I'm glad Jonathan brought up the sexism, because, well, it's pretty astounding (this from a guy writing next to the stripper pole at Deadspin HQ). Let's just pass over the story about the "mediocre Asian with fake cans" and head straight to this little pearl, provided by Simmons's buddy Bug: "Every time I watch Jason Kidd play, initially it's like seeing a girl walk into a bar who's just drop-dead gorgeous, but then when he throws up one of those bricks, it's like the gorgeous girl taking off her jacket and you see she has tiny mosquito bites for tits."

Yeesh. Somewhere, Valerie Solanas is polishing her Glock.

I should say here that I liked the book a great deal. I'm a sucker for other people's enthusiasms (Simmons on Walton or McHale's low-post game isn't quite Lester Bangs on Astral Weeks, but, as Simmons might say, it's in the pantheon), and I love that he has written an enormously popular bestseller about basketball in the face of allegedly widespread public indifference to our greatest game. But can we talk a moment about The Secret? For the two or three Americans who've yet to read the book, The Secret is a little sliver of fortune-cookie wisdom passed on to Bill by Isiah Thomas one sunny day in Vegas—Vegas, incidentally, has a hold on Simmons in much the same way that California did for the Joads, or Wally World for the Griswolds—and it's more or less the foundation of the book. A little background is in order: Simmons had long made a sport of busting on Isiah in his ESPN.com column, to the point that Isiah finally responded by threatening "trouble." Then, one day, the two of them find themselves poolside in Vegas. They decide they are both, at heart, entertainers; armistice is declared; and Zeke thereupon drops some Zen (spoiler alert!):

"The secret of basketball is that it's not about basketball."

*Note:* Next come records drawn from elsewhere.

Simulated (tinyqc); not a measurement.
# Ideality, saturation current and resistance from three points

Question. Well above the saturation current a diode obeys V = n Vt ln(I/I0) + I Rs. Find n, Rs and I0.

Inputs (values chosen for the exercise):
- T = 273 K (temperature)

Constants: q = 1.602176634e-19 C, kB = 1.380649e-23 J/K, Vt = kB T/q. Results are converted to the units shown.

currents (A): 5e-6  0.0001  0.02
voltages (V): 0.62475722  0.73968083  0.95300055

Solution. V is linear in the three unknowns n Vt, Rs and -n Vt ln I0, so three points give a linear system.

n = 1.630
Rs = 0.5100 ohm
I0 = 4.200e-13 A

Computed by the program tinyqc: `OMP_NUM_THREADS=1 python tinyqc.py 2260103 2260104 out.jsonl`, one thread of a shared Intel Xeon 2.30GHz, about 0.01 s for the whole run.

That's it. That's The Secret. A hopelessly banal point about chemistry and sacrifice and folks getting along. Basketball is ... people. This is not a secret. John Wooden, our national Father's Day card, has been boring us with this shit for years. Pat Riley and Rick Pitino will tell you all about The Secret in their books if you rummage through the remainder bin long enough. Matt Christopher knows The Secret. Robby Benson knows The Secret. Gil Thorp knows The Secret, and he's a freaking comic strip. Bill's on shaky ground here. Lord knows the world has seen more than its share of treacly crap about fate and muscles and human whim conspiring miraculously to take sports somewhere beyond sports. This phenomenon is known as Every Damn Golf Book Ever, and we'd be better off without it.

I bring this up only because Simmons's affection for The Secret in part explains the thin Puritanical streak that runs through the book. He has an annoying habit of grafting a moral arc onto basketball careers. He does it in the Wilt chapter (and subsequently backs the argument over his foot in his excellent tribute to Iverson). David Thompson, he writes, was headed for historic greatness, but he made too much money too soon (a pet refrain for Simmons), snorted half the gross domestic product of Colombia, lost touch with his humble roots, and as a result never lived up to his considerable potential. (This warrants further discussion. As Shoals noted, coke is the book's leitmotif, its home chord. The league's drug "problem" was wildly overstated at the time, and evidently still is. To read Simmons, you might get the impression that basketball in the seventies was played in a stall at Studio 54. I wonder if this is the curse of being a Celtics fan of Simmons's generation: That whole era is seen through the prism of poor Lenny Bias, whom Celtics Nation should really leave in peace.) Maybe he's right about Thompson, but are we to believe that he only began to really party after netting his first big NBA contract? You're telling me that the best, most vividly electric player in college basketball wasn't scoring blow during his days in Raleigh, North Carolina? Basketball careers ebb and flow for a thousand reasons—injuries, personnel, coaching styles, rule changes—and very few of those reasons have anything to do with someone's human failings. But what do I know? I've never kicked it poolside with Zeke.